House debates
Tuesday, 23 May 2017
Bills
Fair Work Amendment (Corrupting Benefits) Bill 2017; Second Reading
1:12 pm
Ben Morton (Tangney, Liberal Party) Share this | Hansard source
Perhaps. And there was $70,000 in sponsorship for MUA WA conferences and over $50,000 to an MUA WA training fund.
Then we go to the CFMEU. Thiess—again—paid $100,000 to the Building Trades Group of Unions Drug and Alcohol Committee while it was constructing the Epping to Chatswood Rail Link in Sydney. Apparently that payment was for industrial peace. The payment was falsely invoiced as being for 'drug and alcohol safety training' but was siphoned into the CFMEU's general account. Underworld figure George Alex made regular cash payments of $2,500 to an official of the CFMEU NSW to ensure favourable treatment of Mr Alex's companies that were repeatedly involved in phoenixing, leaving workers with unpaid wages and entitlements. Mirvac executives provided around $150,000 worth of free building work on CFMEU Queensland President David Hanna's house in order to secure industrial peace and favourable treatment by the CFMEU. Mirvac disguised the work by inflating invoices from subcontractors on their existing Orion Shopping Centre project. A number of Canberra construction companies paid a CFMEU ACT organiser more than $210,000 to win construction work here in Canberra. The CFMEU denied knowledge of the payments but did not report these allegations to any authority and paid the organiser a very generous redundancy payment when he quietly resigned from the union.

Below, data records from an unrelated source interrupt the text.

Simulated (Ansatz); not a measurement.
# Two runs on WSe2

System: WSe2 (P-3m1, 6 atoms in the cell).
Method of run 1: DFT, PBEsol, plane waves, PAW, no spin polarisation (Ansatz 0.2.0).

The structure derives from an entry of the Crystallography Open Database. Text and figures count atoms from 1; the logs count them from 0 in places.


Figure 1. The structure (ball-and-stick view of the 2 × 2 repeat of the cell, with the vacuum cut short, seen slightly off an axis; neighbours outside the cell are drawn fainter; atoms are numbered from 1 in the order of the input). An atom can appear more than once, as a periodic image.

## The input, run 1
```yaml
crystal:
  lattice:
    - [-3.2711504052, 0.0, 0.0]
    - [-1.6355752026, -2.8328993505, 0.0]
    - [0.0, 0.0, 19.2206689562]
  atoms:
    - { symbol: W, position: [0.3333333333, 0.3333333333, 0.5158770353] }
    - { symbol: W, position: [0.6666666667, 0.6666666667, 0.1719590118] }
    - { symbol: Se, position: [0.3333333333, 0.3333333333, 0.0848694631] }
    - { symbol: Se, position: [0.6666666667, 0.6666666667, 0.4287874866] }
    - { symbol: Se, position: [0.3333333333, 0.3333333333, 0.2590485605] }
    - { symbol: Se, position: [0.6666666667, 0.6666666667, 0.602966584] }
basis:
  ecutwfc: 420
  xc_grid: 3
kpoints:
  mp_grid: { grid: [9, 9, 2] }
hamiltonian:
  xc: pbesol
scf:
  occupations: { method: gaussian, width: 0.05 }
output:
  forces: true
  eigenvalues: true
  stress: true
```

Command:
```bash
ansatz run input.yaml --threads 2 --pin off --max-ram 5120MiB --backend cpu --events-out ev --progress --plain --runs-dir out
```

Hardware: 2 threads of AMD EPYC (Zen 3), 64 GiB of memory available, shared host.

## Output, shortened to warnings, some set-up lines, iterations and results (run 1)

I was due to speak on this bill on another day in this place and, on the day I was due to speak on this bill, it was revealed that the militant construction union, the CFMEU, had been hit with fines of almost $250,000 after the Federal Court found it had engaged in 'industrial bullying' and deliberately flouted the law during a blockade at the $80 million Perth Airport expansion project. In a scathing appeal judgment today, the court's full bench found the Construction Forestry Mining and Energy Union had shown it preferred to pay civil penalties rather than obey the law. This may come as an absolute shock and surprise, but it really should not—not when you have got ACTU secretary Sally McManus out there saying that unions should break the law when they believe it to be unjust.
Mr Hammond interjecting—
Isn't it interesting that I get interjections from the member for Perth when I talk about the CFMEU! I like to take note of things that happen in this chamber, Member for Perth, and I remember the member for Perth was ejected from this chamber during question time. On the first occasion he was ejected because the matter of the CFMEU was being raised in this parliament. And here he goes again! I wonder if the member for Perth has come into this chamber because he heard those letters C-F-M-E-U being rung out across this chamber.
Mr Hammond interjecting—
So he has come in here to interject once more. Perhaps today he will find himself ejected again, absolutely defending his union bosses, the CFMEU. Maybe the member for Perth and the member for Brand could interject and help me with the pronunciation of the name 'Mick Buchan'. I am not sure if I have the pronunciation right. He is not known as well to me as he is to those opposite. This is somebody who, along with the CFMEU's Joe McDonald, has committed 53 prior contraventions of the law.
We need to do all we can to support and protect workers from union bosses who corruptly take benefits for their own personal gain and for their own organisations. These secret deals and kickbacks of corrupt union leaders and corrupt employers seriously disadvantage workers. They need to be outlawed, and this is exactly what this bill will do. This bill amends the Fair Work Act 2009 to respond to the recommendations of the final report of the royal commission and will help to restore the confidence of workers—confidence that the management of their union is accountable, transparent, fair and ethical. This bill, of course, still allows legitimate payments, like the payments of genuine union membership fees consented to by employees or safety training programs provided by unions at market rates—what a surprise! It will also require unions to disclose to all employees all financial benefits that they would derive from an enterprise agreement before the employees vote on that agreement.
There is nothing wrong with transparency. On this side of the House we stand on the side of transparency. We have seen that very clearly this week. What do those opposite want to do? They want to hide behind their union bosses and they want to protect their corrupting benefits and payments. These are all fair and reasonable conditions. Perhaps most union members would think their delegates and officials would naturally act with the interests of workers first, but we know that is not the case.
This is a real test for those opposite; they need to admit that. They say they believe in the worker. They stand in this place and tell us black and blue that they are the party of the worker. They want to say that they are the best for every Australian, but time and time again it is proven they are about big unions and big deals with big business.